When HR wants to make open enrollment easy for employees and themselves, data shows it comes with a pretty hefty price tag, but not in a way you would suspect.
Passive enrollment, today's "easy button," has always been a fascinating concept for me, and for many years, a frustrating one as well. As someone who has built a profession around voluntary benefits, passive versus active enrollment was the difference between a serving a new client or walking away from one.
In my old life, when a client decided they wanted a passive enrollment, that was my cue to gracefully bow out of an opportunity. Nothing stopped a conversation around employee engagement and benefit education faster than the word "passive." The word in and of itself means lacking in energy and will and in the context of complicated subject matter like employee benefits, the two should never coexist.
Let me quickly define the difference between active and passive. Active enrollment is one where employees are obligated to review their benefits package and physically make their elections, whether or not they change from the year prior. Review, rethink, re-enroll. Passive enrollment lets the elections roll year after year without consideration of one's current obligations.
As a consultant on the broker side, I am ever fascinated by the choice our clients make to have passive enrollments. As I look at the entire picture, I think about the months-long process and the millions of dollars our client's spend on building competitive benefits packages that are not only designed to recruit talent but just as important, designed to retain it. I think about the vigorous and painful back and forth between our account management teams, our carriers, and our clients to get these packages as competitive as possible. Countless 6 AM calls and 10 PM emails, just to get it all right.
And then, when it is all said and done, and we have finally pulled together a program that our clients are happy with, POOF, Open enrollment is passive. Every time that happens I scratch my head and wonder: "NFP and this client just spent four months and countless hours pulling together a program that costs $10,000 to $15,000 per employee and now neither one of us cares if employees spend any time at all on this stuff?"

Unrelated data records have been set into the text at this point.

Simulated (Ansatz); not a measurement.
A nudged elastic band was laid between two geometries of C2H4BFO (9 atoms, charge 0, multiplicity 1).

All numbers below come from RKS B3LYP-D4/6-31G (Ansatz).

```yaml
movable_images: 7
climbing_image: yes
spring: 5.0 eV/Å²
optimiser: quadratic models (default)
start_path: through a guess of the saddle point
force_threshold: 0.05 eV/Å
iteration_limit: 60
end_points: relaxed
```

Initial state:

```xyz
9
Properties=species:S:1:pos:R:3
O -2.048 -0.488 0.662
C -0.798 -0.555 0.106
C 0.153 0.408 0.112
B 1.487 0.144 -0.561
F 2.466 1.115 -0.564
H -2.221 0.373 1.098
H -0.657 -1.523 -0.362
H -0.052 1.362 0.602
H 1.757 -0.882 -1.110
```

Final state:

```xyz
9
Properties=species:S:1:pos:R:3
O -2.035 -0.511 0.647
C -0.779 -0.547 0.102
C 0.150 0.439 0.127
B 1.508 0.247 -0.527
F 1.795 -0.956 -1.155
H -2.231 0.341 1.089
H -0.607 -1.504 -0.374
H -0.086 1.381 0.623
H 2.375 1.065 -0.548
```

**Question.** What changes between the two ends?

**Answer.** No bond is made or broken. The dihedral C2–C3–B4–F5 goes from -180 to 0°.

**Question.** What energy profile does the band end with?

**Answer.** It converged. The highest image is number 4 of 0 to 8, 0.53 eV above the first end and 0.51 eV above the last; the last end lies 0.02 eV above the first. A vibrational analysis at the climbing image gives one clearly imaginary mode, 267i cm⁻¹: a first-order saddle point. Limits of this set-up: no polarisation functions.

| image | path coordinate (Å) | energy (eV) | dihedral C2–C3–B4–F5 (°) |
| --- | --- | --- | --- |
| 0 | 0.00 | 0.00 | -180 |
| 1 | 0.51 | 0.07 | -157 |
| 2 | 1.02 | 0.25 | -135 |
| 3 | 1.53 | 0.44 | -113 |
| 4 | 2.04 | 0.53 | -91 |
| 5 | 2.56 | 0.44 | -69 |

It's true; I think that very thought EVERY time. Why do any of this hard work, if in the end we are going to run out of gas and not require employees to review their benefits and re-assess their choices? Things change, right? With this giant expense per employee, shouldn't HR make sure to educate and drive best practices and behavior to their most important asset, their own employees?
Let's take a look at the price our clients really pay when they go down the passive enrollment route.
A study conducted by the IFEBP found that 50% of employees are dissatisfied with their benefit packages while 22% of employees leave their jobs because they don't think their benefits are any good.
(But didn't our clients spend hours and hours and hours and millions of dollars building benefit programs meant to recruit and retain their employees and not lose them?)
A recent study by Benefitfocus across 476 employers and 4 million employees found that if an employer made a different decision and required an active enrollment there is roughly a 37% decrease in employee turnover as a result of active participation (and year round engagement) in benefit enrollment.
Let's monetize what this all means to our clients. According to The Work Institute 2019 Retention Report the estimated cost to lose a U.S. worker is $15,000. So for every 1,000 employees, 80 could be saved from turning over to the tune of $1,200,000 simply by making Open Enrollment active.
For me the choice is clear. An active enrollment seems a small price to pay when so much is at stake. The question now is, how do we convince ourselves and our clients that Active enrollment is the right choice for everybody?
Kim Heald is voluntary benefits practice leader at NFP.